We go to Scotland, a country that has found itself at a cultural cross-roads recently with a referendum on membership of the UK in 2014 and now this year it will vote in another referendum on whether to remain in the EU or not.

Writers in Scotland have long been involved in political issues and we talk to Irvine Welsh, the author of Trainspotting, and to writer Alan Warner (Morven Caller, Their Lips Talk of Mischief). They take the long view back to discuss the writing of Hugh MacDiarmid and James Kelman both of whom exerted a great influence on 20th Century Scottish national identity. At the Scottish Storytelling Centre in Edinburgh, Donald Smith, the director there, argues that the complexities and confusions caused by these national debates are really a cause for celebration – they’re good for writers!

Anakana Schofield’s second novel Martin John (And Other Stories) tells the difficult story of the title character. Martin John is a young man whose dark sexuality has made him a public nuisance. He has just left his home in the west of Ireland and is now living in London, supervised only by his mother from across the sea. The novel in spite of its complicated subject matter is a sympathetic portrait of a young man with a mental illness, told in an insightful and often humorous voice. Anakana talks to Sinéad about her novel and her mixed feelings for her main character, his motives, actions and remorse.

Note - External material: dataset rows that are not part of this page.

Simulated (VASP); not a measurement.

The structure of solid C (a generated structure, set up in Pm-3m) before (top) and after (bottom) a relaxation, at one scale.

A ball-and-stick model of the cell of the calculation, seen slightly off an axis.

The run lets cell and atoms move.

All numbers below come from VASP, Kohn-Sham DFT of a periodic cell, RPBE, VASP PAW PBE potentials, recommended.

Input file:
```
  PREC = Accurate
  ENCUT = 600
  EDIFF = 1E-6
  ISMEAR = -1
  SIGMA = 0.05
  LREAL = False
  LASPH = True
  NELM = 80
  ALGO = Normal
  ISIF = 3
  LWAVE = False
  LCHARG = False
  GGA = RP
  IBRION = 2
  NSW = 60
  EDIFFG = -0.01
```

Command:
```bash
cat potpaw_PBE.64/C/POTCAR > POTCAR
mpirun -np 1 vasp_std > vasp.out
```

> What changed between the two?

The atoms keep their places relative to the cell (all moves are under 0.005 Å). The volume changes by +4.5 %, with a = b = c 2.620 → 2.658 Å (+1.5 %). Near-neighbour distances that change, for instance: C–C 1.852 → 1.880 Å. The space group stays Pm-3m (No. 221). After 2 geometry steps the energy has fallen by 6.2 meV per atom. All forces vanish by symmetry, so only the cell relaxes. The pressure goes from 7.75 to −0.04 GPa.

JG Ballard’s 1975 novel, High Rise, has just been brought to the big screen. It’s director Ben Wheatley talks to Sinéad about the difficulties of filming such a book.
It tells the story of a high-rise apartment building in 70’s England – a social project dreamt up by architect Anthony Royal – played by Jeremy Irons in the film version. The cracks are beginning to appear, however, and small glitches like a broken lift soon escalate and the social order, carefully crafted by Royal, is threatened. It’s a tale of anarchy and class-warfare and Ben Wheatley is on hand to navigate us through it.